How to solve $\int_{0}^{\infty} \frac{\sin^2 \frac{x}{2}}{x^p} dx$ with $1<p<3$ ?
I tried integration by parts. For $p=2$ a solution is obtained using Residue theorem. For the general case $1<p<3$ I cannot find a solution.
Mathematica provides
$\int_{0}^{\infty} \frac{\sin^2 \frac{x}{2}}{x^p} dx = - \frac{1}{2} \sin \left( \frac{\pi p }{2} \right) \Gamma (1 -p)\,$ for $1<\mathrm{Re}(p)<3$
You can use
$$\frac{1}{x^p}=\frac{1}{\Gamma(p)}\int_0^{\infty}e^{-x\,t}t^{p-1}\,dt$$
and your integral becomes
$$\int_{0}^{\infty} \frac{\sin^2 \frac{x}{2}}{x^p} dx=\frac{1}{\Gamma(p)}\int_0^{\infty}t^{p-1}\,dt\int_{0}^{\infty} e^{-x\,t}\sin^2 \frac{x}{2}dx$$
Later integral can be calculate by parts to obtain
$$\int_{0}^{\infty} \frac{\sin^2 \frac{x}{2}}{x^{p}} dx=\frac{1}{\Gamma(p)}\int_0^{\infty}\frac{t^{p-1} }{2 t^3+2 t}\,dt=\frac{1}{2\Gamma(p)}\int_0^{\infty}\frac{t^{p-2} }{ t^2+1}\,dt=\frac{1}{4\Gamma(p)}\int_0^{\infty}\frac{u^{p/2-3/2} }{ u+1}\,du$$ This last integral is (see NIST beta function)
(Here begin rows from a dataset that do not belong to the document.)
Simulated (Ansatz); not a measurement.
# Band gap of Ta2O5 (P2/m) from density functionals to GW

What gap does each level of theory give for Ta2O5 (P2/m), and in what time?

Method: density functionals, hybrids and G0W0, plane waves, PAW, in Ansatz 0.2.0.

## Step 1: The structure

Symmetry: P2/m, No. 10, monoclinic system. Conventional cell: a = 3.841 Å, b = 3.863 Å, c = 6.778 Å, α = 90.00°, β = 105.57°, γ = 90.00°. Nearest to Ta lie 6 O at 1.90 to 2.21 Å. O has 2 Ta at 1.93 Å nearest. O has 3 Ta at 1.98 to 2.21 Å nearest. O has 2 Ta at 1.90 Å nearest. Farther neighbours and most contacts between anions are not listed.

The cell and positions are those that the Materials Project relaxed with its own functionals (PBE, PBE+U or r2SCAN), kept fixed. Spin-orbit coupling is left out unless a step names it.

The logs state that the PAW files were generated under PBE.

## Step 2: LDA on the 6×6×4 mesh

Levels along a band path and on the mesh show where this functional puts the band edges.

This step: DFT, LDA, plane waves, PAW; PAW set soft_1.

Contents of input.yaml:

$$\beta(p/2-1/2,3/2-p/2)=\Gamma(p/2-1/2)\Gamma(3/2-p/2)=\frac{\pi}{\sin \pi (p/2-1/2)}=\frac{\pi}{\cos \,\pi p/2}$$
Now
$$\int_{0}^{\infty} \frac{\sin^2 \frac{x}{2}}{x^p} dx=\frac{\pi}{4\,\Gamma(p)\cos \,\pi p/2}$$
and using $\Gamma(1-p)\Gamma(p)=\frac{\pi}{\sin \,\pi p}$ and $\sin 2x=2 \sin\,x \cos\,x$ we arrive to desired result.